Activist group Clean Creatives and 26 B Corp-certified agencies submitted an official complaint to B Lab this week in a move that formalizes a growing critique of the global nonprofit within the advertising industry.
In a letter, the group asks B Lab to update its certification eligibility rules, a routine process that it’s undergoing over the next year, to disqualify ad and PR agencies that serve fossil fuel clients.
The official complaint follows criticism of Shell’s media business review, culminating in a controversial win for Havas Media. Four Havas-owned agencies—Havas Immerse, Havas Lemz, Havas London and Havas New York—are certified B Corporations.
“We are deeply disappointed by B Lab’s inability to clarify their position on B Corp agencies that take on fossil fuel clients or any B Corp that works with fossil fuel clients,” Chris Norman, co-founder and CEO of B Corp-certified Good Agency, which first initiated the complaint against B Lab, said in a statement. “The current ambiguity, which has enabled Havas to become the main media agency for Shell, undermines the values and behaviors that B Lab claims to uphold.”
Signatories allege that by allowing agencies to achieve or maintain a B Corp certification while working on behalf of companies that make a majority of their profits from the sale of fossil fuels, the main driver of climate change, the group devalues the entire B Corp movement while contradicting the nonprofit’s own requirements for fossil fuel companies seeking certification.
Critics of this movement say that B Lab’s value lies in its narrow mandate to incentivize corporations to consider people and planet alongside profit, using a rigorous measurement system. By banning certain industry relationships outright, the group could prove less successful in its core mandate.
A spokesperson for B Lab Global said it is currently reviewing the four certified Havas agencies’ eligibility based on complaints and expects to conclude its initial review by late December. As part of its process for updating eligibility requirements, B Lab completed an initial round of public consultation late last year and is preparing for a second round in early 2024.
“We want to stress that we’re committed to following due process, which means that we’re not always able to make a quick decision when many would like us to,” the spokesperson said.

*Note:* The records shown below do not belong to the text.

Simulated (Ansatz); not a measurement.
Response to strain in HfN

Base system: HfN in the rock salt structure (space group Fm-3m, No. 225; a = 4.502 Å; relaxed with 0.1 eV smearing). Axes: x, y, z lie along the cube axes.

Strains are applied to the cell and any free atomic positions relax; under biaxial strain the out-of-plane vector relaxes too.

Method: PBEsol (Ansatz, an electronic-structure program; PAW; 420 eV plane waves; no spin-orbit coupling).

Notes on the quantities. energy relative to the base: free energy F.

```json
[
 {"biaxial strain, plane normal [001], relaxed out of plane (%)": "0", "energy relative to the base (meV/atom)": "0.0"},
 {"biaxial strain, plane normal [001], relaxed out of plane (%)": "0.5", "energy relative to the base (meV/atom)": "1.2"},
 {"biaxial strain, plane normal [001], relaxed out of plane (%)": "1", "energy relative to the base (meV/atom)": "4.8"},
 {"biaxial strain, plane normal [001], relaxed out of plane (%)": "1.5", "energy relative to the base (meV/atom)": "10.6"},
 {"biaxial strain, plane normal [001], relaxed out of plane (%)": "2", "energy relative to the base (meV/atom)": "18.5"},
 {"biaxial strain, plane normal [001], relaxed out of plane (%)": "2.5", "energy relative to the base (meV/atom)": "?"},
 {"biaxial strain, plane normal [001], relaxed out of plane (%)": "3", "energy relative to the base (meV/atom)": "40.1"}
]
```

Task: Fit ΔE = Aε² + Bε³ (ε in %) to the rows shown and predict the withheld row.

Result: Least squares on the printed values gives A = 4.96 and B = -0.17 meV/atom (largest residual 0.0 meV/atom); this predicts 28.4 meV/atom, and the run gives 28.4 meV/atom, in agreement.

A call for clarity, consistency
The complaint focuses on updates to B Corp’s certification eligibility that B Lab made in 2020. It’s one of several updates that the nonprofit has made to its eligibility requirements over the years, which creates special rules around uniquely extractive, predatory, fraud-riddled or otherwise problematic industries. Aside from fossil fuels, it also has unique requirements for Swiss banks, Brazilian agribusinesses, debt collection agencies and prison operators, to name a few.